Zolper, K., Beimborn, D., and Weitzel, T. (2013)
When the river leaves its bed: analyzing deviations between planned and actual interaction structures in IT change processes
Journal of Information Technology (18:4), p. 333-353, http://dx.doi.org/10.1057/jit.2013.23 (VHB-JOURQUAL 3 Rating: A)
There is ample evidence of deviations between the actual and planned interaction structures between a firm's IT department and business units. Such deviations can hinder senior managers from governing their IT organizations effectively because they do not know how
work really gets done. This paper develops an explanation for why actual structures differ from planned structures. Understanding this phenomenon is indispensable for managers to govern the real organization, to uphold compliance with important standards (e.g., ITIL,
COBIT), to decide whether the formal or the actual organization is more effective, and, finally, to identify management actions that support the optimal structure. To develop this understanding, we analyze the interaction structures at the interface between firms' business units and IT units in four rich cases, using data from 56 interviews and 47 questionnaires, and applying qualitative methods and social network analysis, which give us deep insights into planned and actual interaction among employees. We test two different
explanations for deviations of actual from planned interaction structures and find that boundary-spanning theory provides the dominant explanation for such deviations: Inclined to span the business/IT boundary most effectively, the actors involved deviate from planned
structures especially when other structures offer better boundary-spanning potential, which is influenced primarily by cross-domain knowledge. In addition, relationships also play an
important role. On the positive side, relationships provide opportunities for such deviations, while on the negative side, a conflict-laden relationship might hinder deviations even if they
Walentowitz, K. (2012)
Aligning Multiple Definitions of Alignment - A Literature Review
Proceedings of the 45th Hawaii International Conference on System Sciences (HICSS), Maui (HI)

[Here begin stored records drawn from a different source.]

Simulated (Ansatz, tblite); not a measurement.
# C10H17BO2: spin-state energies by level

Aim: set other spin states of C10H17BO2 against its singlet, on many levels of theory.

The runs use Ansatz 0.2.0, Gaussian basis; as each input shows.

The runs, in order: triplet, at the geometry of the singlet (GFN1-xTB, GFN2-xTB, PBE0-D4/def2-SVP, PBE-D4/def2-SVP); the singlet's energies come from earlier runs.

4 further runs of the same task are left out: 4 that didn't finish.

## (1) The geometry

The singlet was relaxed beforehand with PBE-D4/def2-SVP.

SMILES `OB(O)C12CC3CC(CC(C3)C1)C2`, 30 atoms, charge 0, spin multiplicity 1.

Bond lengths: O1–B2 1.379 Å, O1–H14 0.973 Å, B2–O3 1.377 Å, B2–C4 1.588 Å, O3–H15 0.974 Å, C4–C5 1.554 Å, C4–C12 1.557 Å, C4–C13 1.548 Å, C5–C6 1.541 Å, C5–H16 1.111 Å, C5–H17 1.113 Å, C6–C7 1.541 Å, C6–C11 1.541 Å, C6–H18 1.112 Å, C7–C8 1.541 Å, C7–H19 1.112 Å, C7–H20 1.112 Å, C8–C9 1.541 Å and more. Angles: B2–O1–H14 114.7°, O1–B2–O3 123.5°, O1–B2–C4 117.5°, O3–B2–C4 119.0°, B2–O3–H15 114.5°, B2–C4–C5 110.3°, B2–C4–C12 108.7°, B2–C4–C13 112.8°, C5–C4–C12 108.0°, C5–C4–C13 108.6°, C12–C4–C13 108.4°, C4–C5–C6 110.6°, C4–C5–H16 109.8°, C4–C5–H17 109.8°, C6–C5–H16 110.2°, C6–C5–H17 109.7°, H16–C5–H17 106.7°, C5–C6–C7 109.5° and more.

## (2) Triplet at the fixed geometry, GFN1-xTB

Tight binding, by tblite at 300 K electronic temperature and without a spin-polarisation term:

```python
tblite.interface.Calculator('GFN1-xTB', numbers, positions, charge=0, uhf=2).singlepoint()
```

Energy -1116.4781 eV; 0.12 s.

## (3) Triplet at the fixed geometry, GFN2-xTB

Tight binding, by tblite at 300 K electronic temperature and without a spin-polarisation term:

Business/IT alignment is an important driver of ITbusiness-value, thus, an important topic on researchers' and practitioners' agendas. Achieving alignment is a major goal of IT governance. Accordingly, many articles around alignment have been published. However, they describe a wide range of different sometimes overlapping alignment types. Yet, research depends on precise, unambiguous concepts. While previous reviews on alignment only list and describe alignment definitions, this literature-review-based research develops the Alignment Map, a structured overview of alignment types describing their relations to one another, and describes an approach to locate additional alignment definitions amongst existing ones. It is centred around the SAM whose two dimensions are complemented by a social dimension, highlighting the importance of social aspects in recent alignment literature. The Alignment Map, to my knowledge, is the first tool allowing researchers to locate their understanding of alignment amongst existing definitions, and thus promotes exchange between different alignment research streams.
Walentowitz, K. and Beimborn, D. (2011)
The Social Antecedents of Business/IT Alignment - Reviewing the Role of Social Network Structure in Alignment Research
International Journal on IT/Business Alignment and Governance (IJITBAG) (2:2), p. 15-32 (VHB-JOURQUAL 3 Rating: k.R.)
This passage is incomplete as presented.